Germany issues early warning of winter energy shortages
Germany's gas storage facilities are already more full than during the summer of 2022. Nevertheless, the Federal Network Agency warns of potential risks to energy supplies in the winter, calling on consumers to be frugal.
Despite well-stocked gas storage facilities, Germany’s Federal Network Agency (FNA) is unwilling to clear the air about the issue of energy supplies in the winter. Continuing to see „residual risks” in gas shortages, the agency has repeatedly called on consumers to be frugal. Although it is true that other sources of supply will be available, once Russian gas is out,
„it’s still too early to declare victory,”
– FNA Chairman Klaus Müller told Neue Osnabrücker Zeitung in a recent interview, listing a potentially cold winter in Europe among the residual risks.
„In the end, attacks on power lines remain a horror scenario.”
– he warned. Economic expert Veronika Grimm also urged citizens to save on heating next winter.
„Gas supplies could be tight again, even with the LNG terminals that have been built,”
– the expert, also a member of the German Council of Economic Experts, said. She believes that what was true last winter will be even more true this winter, and that Europeans can only hope that it will be as mild as back in 2022.

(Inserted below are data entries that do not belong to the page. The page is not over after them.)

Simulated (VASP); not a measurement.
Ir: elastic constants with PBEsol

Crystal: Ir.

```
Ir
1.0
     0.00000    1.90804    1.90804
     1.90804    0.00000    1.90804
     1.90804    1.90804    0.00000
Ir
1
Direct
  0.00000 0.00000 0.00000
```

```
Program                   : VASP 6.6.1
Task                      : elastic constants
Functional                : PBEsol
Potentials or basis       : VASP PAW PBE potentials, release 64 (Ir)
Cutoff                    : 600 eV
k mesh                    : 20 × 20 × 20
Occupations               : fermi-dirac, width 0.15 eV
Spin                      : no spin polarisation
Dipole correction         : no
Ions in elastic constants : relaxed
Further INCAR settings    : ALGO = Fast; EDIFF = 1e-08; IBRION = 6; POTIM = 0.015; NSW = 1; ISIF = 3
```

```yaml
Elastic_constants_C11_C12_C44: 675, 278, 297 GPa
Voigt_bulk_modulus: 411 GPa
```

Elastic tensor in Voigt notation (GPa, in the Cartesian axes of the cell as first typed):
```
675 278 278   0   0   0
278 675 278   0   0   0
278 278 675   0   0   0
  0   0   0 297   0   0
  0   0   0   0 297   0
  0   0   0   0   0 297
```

According to the federal government’s earlier statement, the amount of natural gas – with storage facilities running at 100 per cent of their capacity – is roughly equivalent to the consumption of two to three average cold winter months. In other words, if the storage facilities were full to the brim and no supplies were coming in at all, the country would barely be able to get by for two to three months, provided enough gas was saved in the meantime.
In the context of Germany’s shrinking economy, Ms Grimm also underlined in her interview that Germans must prepare for tough times.
„At this stage of stagnation in the German economy, it matters less whether we are just above, or below the zero line.”
– she said, adding that politicians need to make it clear to the public that climate-neutralising the economy will definitely cost.